The simplest version is when a message is not delivered to all users on server crash. All your servers keep TCP connection to each other. One of them receives a message from a user and sends it to all other connected users (to this server) and to all other connected servers. Other servers send this message to all their users. To scale the system you just run additional server which connects to all existing servers.
Have a look how it is handled with IRC servers. They essentially can do this already. Everbody can send to everybody else, on all servers. Or just to single users, also on another server. And to groups, called "channels". It works best by routing amongst the servers.
It's not that hard, if you can make sure the servers know each other and can talk to each other.
On a side note: At 9/11, the most reliable internet news source was the IRC network. All the www sites were down because of bandwidth; it took them ages to even get a plain-text web page back up. During this time, IRC networks were able to provide near real-time, moderated news channels across the atlantic. You maybe could no longer log into a server on the other side, but at least the servers were able to keep up a server-to-server connection across.

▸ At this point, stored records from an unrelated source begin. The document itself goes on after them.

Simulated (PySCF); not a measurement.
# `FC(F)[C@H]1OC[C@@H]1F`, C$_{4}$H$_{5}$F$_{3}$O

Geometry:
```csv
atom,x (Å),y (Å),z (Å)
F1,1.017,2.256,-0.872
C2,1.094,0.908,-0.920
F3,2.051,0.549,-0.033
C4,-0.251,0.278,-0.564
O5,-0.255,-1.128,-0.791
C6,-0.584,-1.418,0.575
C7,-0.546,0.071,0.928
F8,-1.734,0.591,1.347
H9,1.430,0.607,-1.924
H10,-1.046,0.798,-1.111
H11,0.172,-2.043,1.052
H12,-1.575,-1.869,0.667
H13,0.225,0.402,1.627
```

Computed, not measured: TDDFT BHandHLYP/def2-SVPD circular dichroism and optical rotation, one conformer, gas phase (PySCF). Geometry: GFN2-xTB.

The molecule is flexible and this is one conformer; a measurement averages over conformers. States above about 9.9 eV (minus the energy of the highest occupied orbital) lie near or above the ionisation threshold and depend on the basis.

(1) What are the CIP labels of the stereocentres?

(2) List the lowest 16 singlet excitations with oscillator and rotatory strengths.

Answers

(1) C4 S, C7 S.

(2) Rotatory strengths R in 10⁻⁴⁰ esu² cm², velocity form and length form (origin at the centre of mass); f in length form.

An obvious choice is to use the DB as a clearinghouse for messages. You have to store incoming messages somewhere anyway, lest they be lost if a server suddenly crashes. Put incoming messages into the central database and have notification processes on the TCP servers grab the messages and send them to the correct users.
TCP server cannot be clustered, the snapshot you put here is a classic HTTP server example.
Since the device will send TCP connection to server, say, pure socket, there will be noway of establishing a load-balancing server.